Advocates of status quo-ish approaches are stuck arguing that the future's going to thread the needle of conditions under which the system is viable. Now, I don't know, and neither do they, whether their favored forecast will become reality. But it remains that a well-designed institution should be robust under a broad range of future conditions. Our PAYGO system just isn't. Small differences in the rate of growth, rate of increase of life expectancy, and so on, shouldn't make or break the system. Of course, there is no system that can reliably withstand dramatic changes in any variable. But we should at least aim for a system that is fairly adaptive and robust against moderate changes in growth, population, employement, and aging.

The Moral Case for Social Security Privatization

I have only begun to plumb the depths of Cato's resources on Social Security. In the process, I ran across this excellent paper, “The Moral Case for Social Security Privatization,” by Daniel Shapiro. It turns out that Danny made most of the arguments I've been trying to formulate back in 1998. It's time for this paper to get the attention it deserves.

Here's a taste:

The most important arguments for Social Security privatization are moral, not economic. Privatization would not be justifiable if it were economically beneficial but morally suspect.

However, a privatized Social Security system meets moral criteria far better than does our current, bankrupt, pay-as-you-go system. A privatized Social Security system gives individuals more freedom to run their lives, is fairer, provides more security, and creates less antagonism between generations, fostering a greater sense of community.

In fact, privatization is defensible not only from the classical 1iberal or libertarian perspective, based on maximizing individual choice and liberty, but from virtually every perspective in political philosophy. Egalitarians, who frame their arguments in terms of fairness, welfare theorists who frame their arguments in terms of economic security, communitarians who frame their arguments in terms of community, and anyone who frames an argument in terms of whether average citizens understand the institutions or programs which they are asked to support, should all support privatization.

UN Millenium Project

From the NYT:

“We're talking about rich countries committing 50 cents out of every $100 of income to help the poorest people in the world get a foothold on the ladder of development,” said Professor Sachs, who was appointed to lead the project by Secretary-General Kofi Annan in 2002.

Sachs no doubt understands that “countries” don't have income. People who live in countries have incomes. So “we're talking about” the state apparatus in charge of “rich countries” appropriating 1/2% of their citizens' incomes, and transferring it to the UN, an institution of extremely doubtful moral legitimacy, who will then distribute the money in the form of development aid, a strategy for creating prosperity about as successful as the use of leeches for the treatment of leukemia. Great.

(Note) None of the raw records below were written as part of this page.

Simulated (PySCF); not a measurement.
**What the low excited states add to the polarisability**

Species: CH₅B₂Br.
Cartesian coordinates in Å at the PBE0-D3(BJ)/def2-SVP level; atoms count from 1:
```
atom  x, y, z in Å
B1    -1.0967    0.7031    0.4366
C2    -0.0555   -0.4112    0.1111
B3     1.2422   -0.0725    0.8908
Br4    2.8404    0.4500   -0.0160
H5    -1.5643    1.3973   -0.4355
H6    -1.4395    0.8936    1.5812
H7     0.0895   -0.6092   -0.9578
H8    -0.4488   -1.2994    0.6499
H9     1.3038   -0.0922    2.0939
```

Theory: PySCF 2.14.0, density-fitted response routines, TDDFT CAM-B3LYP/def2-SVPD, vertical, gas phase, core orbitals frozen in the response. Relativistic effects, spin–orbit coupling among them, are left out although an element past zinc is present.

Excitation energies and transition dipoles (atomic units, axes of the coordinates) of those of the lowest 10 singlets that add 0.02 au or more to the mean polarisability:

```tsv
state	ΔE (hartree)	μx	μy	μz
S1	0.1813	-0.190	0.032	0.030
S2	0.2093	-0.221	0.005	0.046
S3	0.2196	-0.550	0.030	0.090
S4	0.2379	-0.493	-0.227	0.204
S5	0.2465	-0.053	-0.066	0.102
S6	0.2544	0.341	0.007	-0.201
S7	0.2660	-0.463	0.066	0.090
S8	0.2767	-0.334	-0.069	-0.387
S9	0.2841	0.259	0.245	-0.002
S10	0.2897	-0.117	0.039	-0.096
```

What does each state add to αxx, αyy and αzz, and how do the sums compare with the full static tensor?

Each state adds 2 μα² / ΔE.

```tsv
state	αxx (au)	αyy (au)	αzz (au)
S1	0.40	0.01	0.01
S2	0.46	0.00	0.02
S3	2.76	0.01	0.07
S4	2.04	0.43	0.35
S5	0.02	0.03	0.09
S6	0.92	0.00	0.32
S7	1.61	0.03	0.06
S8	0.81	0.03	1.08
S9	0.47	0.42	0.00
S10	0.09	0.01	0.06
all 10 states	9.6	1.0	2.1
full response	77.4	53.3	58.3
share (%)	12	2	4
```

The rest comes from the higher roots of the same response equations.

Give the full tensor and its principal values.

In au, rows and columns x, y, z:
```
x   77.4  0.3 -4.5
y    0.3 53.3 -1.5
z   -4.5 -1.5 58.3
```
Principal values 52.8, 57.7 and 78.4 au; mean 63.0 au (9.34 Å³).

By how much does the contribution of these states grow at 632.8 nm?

And this is the sort of reporting that is not quite reporting:

Britain itself has pledged to double aid by 2013 to 0.7 percent of its national income. The United States, which currently allocates less than 0.2 percent for aid, has not made a comparable pledge.

It is hard to imagine that the author does not intend us to think, “Why not?”

Why not, indeed. Well, why is the “allocation” of the United States government more significant than the money voluntarily allocated by residents of the United States through remittances and charitable giving to aid efforts? See today's Cato Commentary by Ian Vasquez.

I've begun to think that in some sense the state is parasitic on the cognitive limitations of the media. It's an old chestnut that the development of science largely involved evacuating magical intentional agents from our explanatory schemes. If something happens, the easiest explanation for humans to understand is that someone made it happen because they wanted it to happen. Explanations are like stories, and convincing stories have characters who do stuff. The media has to tell a story, and the simpler the better. Nation-states, it turns out, are like giant people who can do stuff and make things happen. So if people are mired in poverty, what can be done! Have the League of Magical Giants sprinkle manna on the heads of the downtrodden! This is a story even a journalist can understand. However, the story where millions of individuals give small amounts of money to intermediary institutions, who administer funds to projects helping poor people on the ground . . . well, millions of people isn't a good character, and all those different charities and institutions doing different things with their bits of money is hard to follow.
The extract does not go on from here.